Whenever you're tempted to say, "I've done things that are just beyond the pale, I mean God could never forgive me for that," that's simply false because we killed God and God returned in forgiving love. See, and that's why at this, He can breathe on them and say, "Receive the Holy Spirit". Who's the Holy Spirit? The love shared by the Father and the Son. In that love, the Father sends the Son. In that love, the son accepts his mission. And so having shown his wounds and said, "Shalom," now the love that connects the Father and the Son can be breathed on them. This is the moment when the Church is born. That's what it means to be a baptized member of Christ's Church, is that He's breathed into us the Holy Spirit.

And so we can become, listen now, ourselves, a source of Shalom and forgiveness. Beautiful, beautiful. Now after we see this, the second part of this has to do with Thomas. I found in all my years of preaching, people love the story of St. Thomas. Thomas the doubter, Thomas the one that had a hard time accepting this. You could say we live in a skeptical age. I think up and down the Christian centuries, there's been an undercurrent of skepticism. That's why people have always identified with St.Thomas.

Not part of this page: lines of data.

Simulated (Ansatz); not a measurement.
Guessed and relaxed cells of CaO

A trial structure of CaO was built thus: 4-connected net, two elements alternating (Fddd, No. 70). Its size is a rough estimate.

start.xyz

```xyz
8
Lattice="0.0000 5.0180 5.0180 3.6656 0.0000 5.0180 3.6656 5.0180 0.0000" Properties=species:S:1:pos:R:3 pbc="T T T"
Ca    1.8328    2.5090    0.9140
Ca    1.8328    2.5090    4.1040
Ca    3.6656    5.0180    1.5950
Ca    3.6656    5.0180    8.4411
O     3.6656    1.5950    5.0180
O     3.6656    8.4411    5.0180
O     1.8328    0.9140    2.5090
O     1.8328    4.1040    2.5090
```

In my own diocese here, Winona-Rochester, we have a number of priests from India who serve here, and whenever I see them, I think of St.Thomas, who according to the historical record, made his way to India to evangelize. I was with a number of Indian priests just last week I was in Rome, and whenever I see them I think of Thomas, this man who went to evangelize India. Well, what is it about his story that's so compelling? Well, listen, "Thomas called Didymus, one of the 12, was not with them when Jesus came".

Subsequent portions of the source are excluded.